The luminosity \(L\) (total power output in watts, W) of a star is given by the formula \[ L=L( R,T) =4\pi R^{2}\sigma T^{4} \]
where \(R\) is the radius of the star (in meters), \(T\) is its effective surface temperature (in kelvin, K), and \(\sigma\) is the Stefan–Boltzmann constant. For the sun, \(L_{s}=(3.90\times\;10^{26})\) \(\rm{W}\), \(R_{s}=(6.94\times\;10^{8})\;\rm{m}\) , and \(T_{s}=4800\;\rm{K}\). Suppose in a billion years, the changes in the Sun will be \(\Delta R_{s}=(0.08\;\times\;10^{8})\;\rm{m}\) and \(\Delta T_{s}=100\;\rm{K}\). What will be the resulting percent increase in luminosity?

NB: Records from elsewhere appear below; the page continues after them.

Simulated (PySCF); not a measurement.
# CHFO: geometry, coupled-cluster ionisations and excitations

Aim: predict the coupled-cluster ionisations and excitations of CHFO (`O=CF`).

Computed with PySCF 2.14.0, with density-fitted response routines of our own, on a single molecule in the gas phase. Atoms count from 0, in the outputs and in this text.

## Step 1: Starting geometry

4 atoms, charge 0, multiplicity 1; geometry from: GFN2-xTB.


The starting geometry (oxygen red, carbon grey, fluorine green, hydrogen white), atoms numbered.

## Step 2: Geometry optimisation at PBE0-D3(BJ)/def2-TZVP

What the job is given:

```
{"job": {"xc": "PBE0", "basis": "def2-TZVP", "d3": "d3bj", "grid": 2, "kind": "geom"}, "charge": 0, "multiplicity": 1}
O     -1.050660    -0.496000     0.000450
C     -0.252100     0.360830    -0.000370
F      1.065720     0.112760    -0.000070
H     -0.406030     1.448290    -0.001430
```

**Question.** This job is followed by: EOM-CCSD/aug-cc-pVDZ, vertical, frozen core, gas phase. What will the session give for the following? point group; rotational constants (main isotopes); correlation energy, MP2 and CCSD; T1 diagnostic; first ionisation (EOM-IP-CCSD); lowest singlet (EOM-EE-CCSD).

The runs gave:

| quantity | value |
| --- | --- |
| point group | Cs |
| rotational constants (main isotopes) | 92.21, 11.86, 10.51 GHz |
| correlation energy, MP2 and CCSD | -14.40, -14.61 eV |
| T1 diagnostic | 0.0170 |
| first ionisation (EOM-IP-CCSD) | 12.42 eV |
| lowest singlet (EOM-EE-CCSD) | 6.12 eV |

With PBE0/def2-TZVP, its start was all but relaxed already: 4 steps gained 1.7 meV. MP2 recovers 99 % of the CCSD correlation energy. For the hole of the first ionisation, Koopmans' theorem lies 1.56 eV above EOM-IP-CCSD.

The relative error in luminosity is \[ \begin{eqnarray*} \frac{\Delta L}{L}&\approx& \frac{dL}{L}=\dfrac{8\pi \sigma RT^{3}}{4\pi R^{2}\sigma T^{4}}\left( TdR+2RdT\right) =2\left( \frac{dR}{R}+2\frac{dT}{T} \right) =2\frac{\Delta R}{R}+4\frac{\Delta T}{T}\\[4pt] &=&\frac{2(0.08\times 10^{8})}{6.94\times 10^{8}}+\frac{4(100)}{4800}\approx 0.106 \end{eqnarray*} \]
The percent increase in luminosity will be approximately \(10.6\%\).